It’s a common office gag that employees work the hardest during the first month of employment. From there, complacency becomes the enemy, particularly within organizational structures that may not immediately recognize it.
However, as an employee, you must take responsibility for generating significant contributions to your organization. This is particularly important when it comes to job retention or landing that big promotion. The reality is that resting on your laurels is fine up until the point that it isn’t, when crucial organizational decisions must be made.
Beyond retention, adding value to your company reflects the value that you place on your career, giving you a greater state of purpose on a day-to-day basis. What better way to wake up happy than by feeling confident about what you’re bringing to the table?
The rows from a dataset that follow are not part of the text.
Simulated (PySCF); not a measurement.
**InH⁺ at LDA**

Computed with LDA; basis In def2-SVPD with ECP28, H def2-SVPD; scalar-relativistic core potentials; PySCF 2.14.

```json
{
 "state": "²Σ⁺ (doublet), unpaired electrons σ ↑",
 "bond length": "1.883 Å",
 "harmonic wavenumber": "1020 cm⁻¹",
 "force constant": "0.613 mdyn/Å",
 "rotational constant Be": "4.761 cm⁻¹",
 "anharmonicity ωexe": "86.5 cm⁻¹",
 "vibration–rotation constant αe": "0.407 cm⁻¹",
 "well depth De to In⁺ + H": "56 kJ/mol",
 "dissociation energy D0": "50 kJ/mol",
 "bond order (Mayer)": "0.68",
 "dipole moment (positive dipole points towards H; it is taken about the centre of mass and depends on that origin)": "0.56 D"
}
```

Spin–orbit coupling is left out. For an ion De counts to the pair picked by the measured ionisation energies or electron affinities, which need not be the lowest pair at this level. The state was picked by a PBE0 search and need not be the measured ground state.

Whether you’re an employee looking for some guidance, or a manager aiming to inspire your team with new ideas and resources, here are some ideas to help you begin adding value to your company:
Figure Out What You’re Good At
This seems totally obvious. With that said, we often view ourselves differently that our team may view us. Don’t be afraid to ask others that you work with their opinion on where they think your strengths lie and where you could make improvements. Their insight is much more valuable than may think.
We tend to think of ourselves in big pictures terms. Try to recognize the everyday tasks that may, on the surface, appear mundane. If you find that you are exceptionally efficient at completing one of these minor duties, congratulations! You’ve discovered a major way that you add value to your company. Let your managers know what you excel at and take the lead in those areas.
Stay Out Of The Background
Speaking of taking the lead…stepping up and leading the initiative on solving problems that your team is encountering is a great way to alleviate the burden of your team leaders and correct inefficiencies within your organization. Staying out of the background doesn’t mean getting in your manager’s way, and it doesn’t mean being noticed every five minutes. It means showing up and standing out by keeping the team rolling when the gears are grinding to a halt. It means finding new projects that add value to your organization during your downtime and creating new streams of revenue for your company.
Remain Aware Of The Company’s Goals
When taking the initiative, you must do so with the company’s mission statement and values in mind. Not only will this positively affect the trajectory of your assignments, but it will demonstrate to those around you that you’re working for the team and the company, not just yourself. Ultimately, the degree to which your team members trust one another will result in the greatest addition of value to your company.